There we were, 10 years ago on-site at a New York community college campus, on a tour of their ID card office. The college was preparing to deploy the latest in card production, a dye-sublimation printer and digital-image capture system. But that day we were treated to a demonstration of the school’s existing card production system.

A diminutive card office employee led us to a piece of equipment nearly 30 years old–a massive Addressograph card/plate embossing machine. With a sudden burst of strength and skill she initiated a violent process that produced an embossed metal ID card. It looked far more like a military dogtag than it did a student ID.

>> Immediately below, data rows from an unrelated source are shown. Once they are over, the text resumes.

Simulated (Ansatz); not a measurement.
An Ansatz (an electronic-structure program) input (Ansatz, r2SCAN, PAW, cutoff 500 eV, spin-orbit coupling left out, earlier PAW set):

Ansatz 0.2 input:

In one of this month’s articles, we review the components of a modern card imaging system. It will become clear just how much has changed since the early systems, like the Addressograph I saw in New York or the laminated Polaroid photo badges that can still be found in far too many card offices today.

But in contrast to the major changes that have occurred in card production, very little has changed in how we market our card programs to our constituents. What are we doing to market our programs? The answer on most campuses is “not nearly enough.”

For most programs, there are little or no dollars dedicated to card marketing. As you prepare next year’s budget request, include some amount for marketing. Even if it is only a token amount (e.g. $500) set the precedent that your program needs to be marketed for it to succeed. It will make it easier to request more in future years. And review this month’s article on marketing your program to get an idea of where to begin.